Forche's new poetry collection is musical

Sunday, September 21, 2003

By Jim Schley

In 30 years, Carolyn Forche has published just four volumes of poetry, but each is unique and all are still in print. Arriving so infrequently and after such clearly painstaking gestation, her books are anticipated by many readers with heightened expectations.

"Blue Hour"

By Carolyn Forche

HarperCollins ($24.95)


Forche's second collection, "The Country Between Us," was one of American poetry's rare best sellers, surprising indeed given its complicated and agonizing theme: the disparity between our alleged principles of democracy and justice and the shocking violence in the world at large.

For many of us, this was a watershed book -- my generation's "Howl," comparable in its erotic candor and political verve to Allen Ginsberg's legendary jeremiad.

Her latest book, "Blue Hour," is 11 poems, a linked sequence. Dramatically unlike the first-person narrative lyrics of "The Country Between Us," the new work is musical rather than discursive in manner, as delicate as Chopin and similarly muscular and precise.

As always in Forche's books, the visual imagery is gorgeous, in movements of strobe-like intensity:

The room turns white again, and white. For years I have opened my eyes and not known where I was.
It was like a kettle wrapped in towels and bubbling, spewing camphor clouds against walls turning the world beyond the windows white.
I couldn't move, and when they lifted the tented sheet covering the crib it was only to touch my face.
This was the year my mother's mother died in the asylum, Eloise
Mindless. Without protection from the world
Her hair, white, everywhere, her eyes the windows of a ruined house.
Like a kettle, but made of apothecary glass, so that it was possible to watch the liquid boil inside

In their edgy sensations and atmosphere, these poems evoke the political world that surrounds us, alluding to cordite and strafing -- "checkpoints, road blocks, barricades ..." -- but are never explicit about setting or subject.

This collection is Forche's "Song of Not Myself," and in lieu of Whitman's pastoral leaves of grass, her gaze surveys endless sheaves of ash. The book's longest poem, "On Earth," covering 45 pages, seems without precedent in recent American poetry. She explains in a note that its origins are in a form of "Gnostic abecedarian [of the alphabet] hymns ... from the third century A.D.," which "along with Christian and Buddhist texts ... were recovered from ... the northern fringe of the Taklamakan Desert early in the twentieth century."

Thinking of this poem's aphoristic, syntactically fragmentary and alphabetically ordered lines as hymn-like is very helpful.

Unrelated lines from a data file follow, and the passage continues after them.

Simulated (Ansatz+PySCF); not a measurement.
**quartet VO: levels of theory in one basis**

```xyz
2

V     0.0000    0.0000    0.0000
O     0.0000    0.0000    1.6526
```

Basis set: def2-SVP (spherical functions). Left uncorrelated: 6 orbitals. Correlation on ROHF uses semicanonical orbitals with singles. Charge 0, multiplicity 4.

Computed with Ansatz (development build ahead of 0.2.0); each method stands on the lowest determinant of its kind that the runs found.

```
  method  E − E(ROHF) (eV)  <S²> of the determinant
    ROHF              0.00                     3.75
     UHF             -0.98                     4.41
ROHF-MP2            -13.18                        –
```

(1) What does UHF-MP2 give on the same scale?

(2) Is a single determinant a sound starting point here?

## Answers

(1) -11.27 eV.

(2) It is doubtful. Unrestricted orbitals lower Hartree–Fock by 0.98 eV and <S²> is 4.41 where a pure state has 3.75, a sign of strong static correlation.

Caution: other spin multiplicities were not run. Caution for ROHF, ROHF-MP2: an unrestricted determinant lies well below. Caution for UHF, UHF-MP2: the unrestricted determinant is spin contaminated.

"On Earth" accrues in page after page of incremental segments, periodically adjusting its key or tonal register. Visually the left-hand margin shifts like an index through an alphabetical progression of initial letters. While the form of the abecedary is completely flexible, the motif of alphabetical ordering lends solidity to a structure that could otherwise seem amorphous.

Here is a segment that shows the transition from u to v to w:

une enfant qui meurt wrapped in a trouser leg
unspeakable in language
unspoken thoughts, leaving us in their proximity, alone
until dawn in the fire tower
until this, that vesture, vigil light, votive
visible only to God
walking the streets, tented in bedclothes
war-eyed in the warehouse of history
war no longer declared but only continued
warning us of its nature and our own
washing its windows until they vanish

One risk of this poem's continuous reliance upon sentence fragments is lassitude: the poetic material can seem loosely organized like notations in a private journal.

Yet Forche's poems unfold with ceremonious elegance, maintaining a tone of utmost seriousness. Piercing descriptive images and intricate phrasing, like a dancer's cadenced gait across the page, keep pulling this reader back steadily, though these poems are undeniably demanding, revealing their intentions only gradually.

Many readers, drawn to Forche's new collection with desire intensified by the resilience of her early books, may long for the directness of her older poems. The new work is undeniably more difficult, a sprawling assemblage of sonic fragments and imagery cracked under pressure.

Over successive readings, these poems ultimately yield not prosaic "comprehension" but a tactile, empathic equation of our lives and the lives of strangers -- exiles and refugees, hibakusha survivors of Hiroshima and Nagasaki, and those who carry the carnage of the Shoah and Stalinism to their deaths.

Sustained concentration yields the shock of discovery. Here is a polyrhythmic, multilingual poetry, best understood -- that is, experienced -- in the hearing as well as reading.

"Blue Hour" offers a choral form "large" enough, as Whitman avowed, to "contain multitudes."

Vermont resident Jim Schley is the author of "One Another."